As you know, I’m self-publishing my upcoming book, Note to Self: Stream of Consciousness. Make no mistake, it’s a lot of work. Painstaking, detailed work. Did I ever tell you I’m not so much a left brain kind of guy? I’m better at creativity than I am at the details.
And so it was that I missed a little detail when uploading my book to Amazon Kindle. One of the questions asked is if I want DRM rights attached to my book. I accidentally clicked yes instead of no. Digital Rights Management (DRM), give me the author, more control of my book. A bigger copyright punch if you will. This is both a pro and a con.
On one hand, I prevent someone from buying my eBook and just giving a copy to someone else. Kind of like preventing someone from making digital copies on a copy machine. As you can imagine this can cause consternation, were this to happen. Someone buys a single copy of my book and then gives a copy to all of their friends. Boo hiss!
But the drawback is that I’m making it harder for my customers as they are under such tight restrictions, and I don’t know if I want that. I’m not a big name author. I don’t want to make it hard for my customers. I also don’t worry much if someone shares my book with another. After all, if I buy a paperback book at Barnes & Noble and I read it and then I give it to my friend to read there is no illegal activity occurring. No harm no foul.
I meant to click no for DRM. And upon further review I discovered that Amazon says I am stuck with what I clicked for good. I can’t undo it. Boo hiss!
I tried to simply unpublish it. No good. I contacted them and asked if I could just delete the book from their system outright, start from scratch, and upload the book again. They said no. The kind Amazon customer service rep explained that once it’s in their system and assigned an ID number it’s in their system for good. No going back. What to do? And then, in a streak of thought, an idea hit me!
In our byte based world Amazon doesn’t distinguish between how many times I upload a new book. As long as it has its own unique Amazon ID number they don’t care. Left brain if I ever saw it. But a loophole for me!

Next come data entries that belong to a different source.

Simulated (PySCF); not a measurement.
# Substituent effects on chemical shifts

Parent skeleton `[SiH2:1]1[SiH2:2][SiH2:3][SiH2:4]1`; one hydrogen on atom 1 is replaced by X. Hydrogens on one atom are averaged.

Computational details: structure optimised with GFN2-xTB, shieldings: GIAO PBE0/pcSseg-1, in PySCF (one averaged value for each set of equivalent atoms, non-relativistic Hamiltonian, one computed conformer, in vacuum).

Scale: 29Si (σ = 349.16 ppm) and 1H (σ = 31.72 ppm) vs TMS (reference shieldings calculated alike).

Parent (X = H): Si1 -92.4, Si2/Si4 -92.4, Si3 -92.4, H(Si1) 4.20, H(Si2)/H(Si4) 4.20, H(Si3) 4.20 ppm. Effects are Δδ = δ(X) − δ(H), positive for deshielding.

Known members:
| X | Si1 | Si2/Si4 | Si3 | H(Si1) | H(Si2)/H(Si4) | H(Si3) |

So, I began the process of uploading a brand new book, this book, and when I got to that darn little DRM question I clicked NO damn it. Amazon assigned a new unique Amazon ID number to my book and whala! Problem solved. Not to worry though, I unpublished the first upload so customers would see only one copy of my book for sale, not two.
I gave my self a pat on the back for this simple, winning solution. Had I outsmarted Amazon? I don’t think so. They designed the system. They built it. Get that Amazon ID and your golden. Each “new” book is treated like it’s different from all the others, no matter the number of uploads. Get that Unique Amazon ID. Golden. That’s all it took. Brilliant, don’t you think?